“The IPCC pathway for staying below the 1.5°C climate goal is now considered implausible by the expert climate community.”
Can’t get much clearer than that.
“The IPCC pathway for staying below the 1.5°C climate goal is now considered implausible by the expert climate community.”
Can’t get much clearer than that.
“Citizens need to know: the world is expected to breach 1.5°C of warming within a decade or so.”
The certainty that we’re going over 1.5C is why language like this is frustrating:
“Five important natural thresholds already risk being crossed, according to the Global Tipping Points report, and three more may be reached in the 2030s if the world heats 1.5C (2.7F) above pre-industrial temperatures.”
‘If’? This sounds like some hypothetical future. It’s not.
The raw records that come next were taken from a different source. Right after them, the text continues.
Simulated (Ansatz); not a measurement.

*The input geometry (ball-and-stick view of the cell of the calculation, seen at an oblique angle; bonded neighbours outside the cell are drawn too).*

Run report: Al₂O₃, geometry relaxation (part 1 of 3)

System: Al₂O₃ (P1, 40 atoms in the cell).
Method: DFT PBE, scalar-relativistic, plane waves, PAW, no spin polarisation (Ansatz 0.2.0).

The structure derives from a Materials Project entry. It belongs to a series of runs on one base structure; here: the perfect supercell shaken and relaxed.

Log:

https://www.theguardian.com/environment/2023/dec/06/earth-on-verge-of-five-catastrophic-tipping-points-scientists-warn #climateChange
@steve Sorry, what’s the difference between saying breach and overshoot?
@Brendanjones
But getting the language right is tricky. If you just say we’re certain to breach the 1.5 limit, people (outside the climate science community) tend to hear “game over”, which feeds into doomerism.
I prefer to say there is now no doubt we will overshoot the 1.5 limit, so we need to focus on minimizing the overshoot. Every fraction of a degree will bring more irreversible damage.
@steve Okay I disagree on there being much difference between breach and overshoot, but this is the nature of language.
I think rather than worrying too much about how to communicate having reached 1.5C, it’s far more important to focus on communicating your earlier point: “minimizing the overshoot. Every fraction of a degree will bring more irreversible damage.”
@Brendanjones
The key thing is to avoid binary language. Saying the 1.5C goal is implausible, or we will certainly breach it, or cross it (or whatever) all sounds like we have (or we will) "cross a line". It sounds like game over, we lost. Think about how crossing the line in sports is equated with winning or losing.
Terms like "overshoot" imply a quantity to be managed, rather than a final state, especially if immediately followed by language that frames it that way.